Cost/income ratio operating income (in %)3

74.0

90.2

–16.2

–18.0

Headcount (number of employees)

372

294

77.5

26.4

Headcount (expressed as full-time equivalents)

325.4

278.1

47.4

17.0

  1. As of 1 January 2019, the new funds transfer pricing was introduced within the Group. The impact of this change for the segment Client Business International amounted to CHF -0.1 million. The prior-year comparatives were not restated as the change for prior periods was impracticable because of the passage of time as well as the lack of an appropriate data base and the cost of assembling this data retrospectively on an individual-transaction basis would be so high that it would bear no relationship to the benefit to be derived therefrom.
  2. Annualised, average values.
  3. Operating expenses excluding depreciation and amortisation, valuation allowances, provisions and losses / gross income less other income and income from financial instruments.

Structure

The business segment “Client Business International” encompasses the business conducted in international locations. VP Bank (Switzerland) Ltd, VP Bank (Luxembourg) SA, VP Bank (BVI) Ltd, VP Bank Ltd Singapore Branch, VP Wealth Management (Hong Kong) Ltd and VP Fund Solutions (Luxembourg) SA are allocated to this business segment.

 

Segment result

The pre-tax segment result for the first half of 2019 rose, period-on-period, by CHF 12.5 million. Operating income could be increased by CHF 16.7 million (37.4 per cent) over the comparable prior-year period. This increase is attributable mainly to higher interest income from clients (49.3 per cent), as well as higher commission and service income (27.1 per cent) as well as trading income (44.7 per cent). The recruitment offensive continued to positively impact commission and service income. Operating expenses rose by CHF 4.2 million, or 10.5 per cent, to CHF 44.1 million. This increase results from personnel and general and administrative expense reflecting principally the recruitment offensive for new senior client advisors as well as the acquisition of the private-banking activities of Catella Bank. In the business segment “Client Business International”, the recharging of services is based on actual invoices and recorded under general and administrative expenses. Charges for valuation allowances, provisions and losses were minus CHF 3.8 million (prior-year comparable period: minus CHF 0.7 million).

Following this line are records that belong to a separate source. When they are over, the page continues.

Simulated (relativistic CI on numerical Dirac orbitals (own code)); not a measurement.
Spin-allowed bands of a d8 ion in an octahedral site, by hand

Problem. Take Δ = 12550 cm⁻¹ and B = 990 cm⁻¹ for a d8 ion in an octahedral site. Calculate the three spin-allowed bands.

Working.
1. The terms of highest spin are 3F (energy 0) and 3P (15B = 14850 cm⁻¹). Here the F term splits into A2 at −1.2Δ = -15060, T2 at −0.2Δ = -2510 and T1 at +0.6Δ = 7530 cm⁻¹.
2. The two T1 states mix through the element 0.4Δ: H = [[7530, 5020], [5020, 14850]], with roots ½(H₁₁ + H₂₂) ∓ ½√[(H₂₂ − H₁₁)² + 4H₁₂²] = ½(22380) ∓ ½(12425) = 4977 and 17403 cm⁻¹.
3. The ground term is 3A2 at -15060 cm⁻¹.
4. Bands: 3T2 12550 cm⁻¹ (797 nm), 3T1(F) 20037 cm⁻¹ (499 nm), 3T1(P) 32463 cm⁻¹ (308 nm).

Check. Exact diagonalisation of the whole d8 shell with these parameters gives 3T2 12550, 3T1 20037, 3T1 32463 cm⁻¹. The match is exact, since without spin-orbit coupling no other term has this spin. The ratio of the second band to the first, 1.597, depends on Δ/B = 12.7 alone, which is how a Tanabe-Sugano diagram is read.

The gross margin rose to 67.9 basis points (prior-year period: 64.6 basis points). The cost/income ratio declined from 90.2 per cent to 74.0 per cent. 

Net new money from clients developed positively in the first half of 2019 with CHF 1.4 billion. The recruitment offensive continued to produce net new money inflows in the first half of 2019 in the locations. Net new money from clients could again be achieved in the investment-fund business as well as on European markets as a result of intensive market-development activities. New client monies aggregating CHF 1.0 billion could be acquired through the acquisition of the private banking activities of Catella Bank. Assets under management at 30 June 2019 aggregated CHF 19.6 billion (31 December 2018: CHF 14.0 billion). The employee headcount rose from 278 individuals (30 June 2018) to 325, primarily as a result of the recruitment offensive for new senior client advisors and the transfer of employees from the Catella acquisition.

 

Corporate Center

Segment results

in CHF 1,000

01.01.–30.06.2019

01.01.–30.06.2018

Variance
absolute

Variance
in %

Total net interest income1

–4,992

–1,934

–3,058

–158.1

Total net income from commission 
business and services

–3,039

–3,582

543

15.2

Income from trading activities

14,884

12,188

2,696

22.1

Income from financial instruments

11,257

914

10,343

n.a.

Other income

–1,253

96

–1,349

n.a.

Total operating income

16,857

7,682

9,175

119.4

 

 

 

 

 

Personnel expenses

33,842

32,081

1,761

5.5

General and administrative expenses

14,619

13,548

1,071

7.9

Depreciation of property, equipment and intangible assets

8,035

7,744

291

3.8

Credit loss expenses

–57

1,798

–1,855

–103.2

Provisions and losses

0

0

0

0.0

Services to/from other segments

–20,438

–20,733

295

1.4

Operating expenses

36,001

34,438

1,563

4.5

 

 

 

 

 

Segment income before income tax

–19,144

–26,756

7,612

28.4

 

 

 

 

 

Additional information

 

 

 

 

Headcount (number of employees)

402

400

2.0

0.5

Headcount (expressed as full-time equivalents)

367.2

365.9

1.3

0.4

  1. As of 1 January 2019, the new funds transfer pricing was introduced within the Group. The impact of this change for the segment Corporate Center amounted to CHF 4.7 million. The prior-year comparatives were not restated as the change for prior periods was impracticable because of the passage of time as well as the lack of an appropriate data base and the cost of assembling this data retrospectively on an individual-transaction basis would be so high that it would bear no relationship to the benefit to be derived therefrom

Structure

The business segment “Corporate Center” is of great importance for banking operations and the processing of business transactions. It encompasses the areas Group Operations, Group Information Technology, Group Projects & Processes, Group Credit, Group Treasury & Execution, Group Finance, Group Risk, Group Legal Services, Group Compliance, Group Tax Center, Group Human Resources Management, Group Communications & Marketing, and Group Strategy. In addition, those revenues and expenses of VP Bank Ltd having no direct relationship to client-oriented business segments, as well as consolidation adjustments are reported under the Corporate Center. Revenue-generating business activities of the segment Corporate Center arise in connection with the Group Treasury function. The results of the Group‘s own financial investments, the structural contribution and the changes in the value of hedges are reported in this segment. 

 

Segment result

The pre-tax segment result in the first half of 2019 amounted to minus CHF 19.1 million as opposed to minus CHF 26.8 million in the comparable prior-year period.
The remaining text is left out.